Friday, Mar. 12, 1965
Compulsory Jury Trial
THE SUPREME COURT
Charged on 30 counts of using the U.S. mails to swindle amateur song writers, Mortimer Singer of Los Angeles sought to waive jury trial in a federal district court on the theory that he would do better if tried by a judge alone. The prosecutor refused. Found guilty by a jury, Singer got three years and a $4,250 fine. He appealed to the Supreme Court. Since the U.S. Constitution guarantees the right to jury trial in federal criminal cases, he argued, it also guarantees the right to waiver.
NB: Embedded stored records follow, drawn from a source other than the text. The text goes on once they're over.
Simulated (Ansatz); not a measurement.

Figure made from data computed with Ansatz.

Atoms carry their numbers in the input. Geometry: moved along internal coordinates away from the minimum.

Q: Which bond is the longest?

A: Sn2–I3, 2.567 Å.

Speaking for a unanimous court, Chief Justice Warren utterly rejected Singer's "bald proposition." The Constitution, he said, provides for no more and no less than "impartial trial by jury." To its framers, in fact, jury trial was such a vital shield against oppression that some of them regarded it as the only permissible way of determining guilt. Not until 1930 did the Supreme Court rule that defendants can waive jury trial in federal criminal cases but then only with permission of both judge and prosecutor.
Singer argued that a defendant can act in his best interests, but Warren ruled that "the ability to waive a constitutional right does not ordinarily carry with it the right to insist upon the opposite of that right." When the prosecutor insisted on jury trial, Singer wound up with "the very thing that the Constitution guarantees him."